The Disgruntled Chemist was in Minnesota last week. He went out to a few local bars, and wrote about his encounters. Check out this one where met a girl who had martini olives in her beer. She claimed the olives were a substitute for the salt she normally put in her beer. Yeah, salt. SALT! In her beer. Salt. In. Beer. What’s up with that?
I was intrigued. Now, this practice wasn’t entirely new to me; one time when I went out to dinner with family I saw a guy pour salt in his Budweiser. I’ve been trying to figure out why he would do that ever since. So, I did some research*. Here’s what the beer advocate had to say:
Putting salt in beer stems from a few philosophies – all of which seem to have had a purpose at one time or another. An old wives’ tale said that putting a sprinkle of salt in your beer would stave off cramping during hard work. Dehydration can cause cramping of the muscles, because of the depletion of minerals in the body. Adding salt to the beer would make the worker thirsty, and thus he would drink more beer to relieve the dehydration.
Others add salt to beer for flavor purposes; post-prohibition (1933) beer had turned into somewhat of an ugly being. Breweries had to cut costs and started to use cheaper ingredients like rice and corn, which made for a nearly flavorless beer. These beers are still around, though most people have become accustomed to flavorless beer and so have no need for the salt. Many South and Central American beer drinkers will add salt, and sometimes hot sauce and/or lemon, for flavor, or to mask off flavor in beer.
The last reason we found, which also makes no sense, was to add salt to beer to knock the carbonation out. Why not just pour the beer out hard or swirl it a couple times?
Really and truly, there is no reason to add salt to your beer (unless you are 80-something and traditions die hard with you). Nowadays, adding salt to your beer is a complete oddity, something of the past. Save the salt for a good steak, and leave the beer alone!
According to the girl in the bar, “It’s a midwestern thing,” and someone from Southern California wouldn’t understand. I wouldn’t want to understand it. Why drink a beer that needs the added flavor of salt**? Why make your beer flat?

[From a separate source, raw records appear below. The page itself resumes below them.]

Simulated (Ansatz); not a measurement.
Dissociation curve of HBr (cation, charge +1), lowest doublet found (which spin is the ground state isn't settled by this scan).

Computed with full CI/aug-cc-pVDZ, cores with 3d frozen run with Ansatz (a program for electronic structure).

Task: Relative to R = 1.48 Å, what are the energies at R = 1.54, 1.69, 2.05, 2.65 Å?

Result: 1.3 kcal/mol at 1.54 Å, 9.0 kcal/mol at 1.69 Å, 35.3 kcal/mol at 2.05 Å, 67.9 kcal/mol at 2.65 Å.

But if you like ruining your beer, there are products you can buy that allow you to do just that. We are so entrenched in our consumerist culture we’ll pay for something that will screw up another thing we bought.
* I googled salt+beer.
** You know how you’re supposed to add a lime wedge to Corona? It’s because the bottle is clear, and the beer skunks when exposed to light for long periods of time (ie, in a display case). The lime (or salt, or hot sauce) covers up the skunk.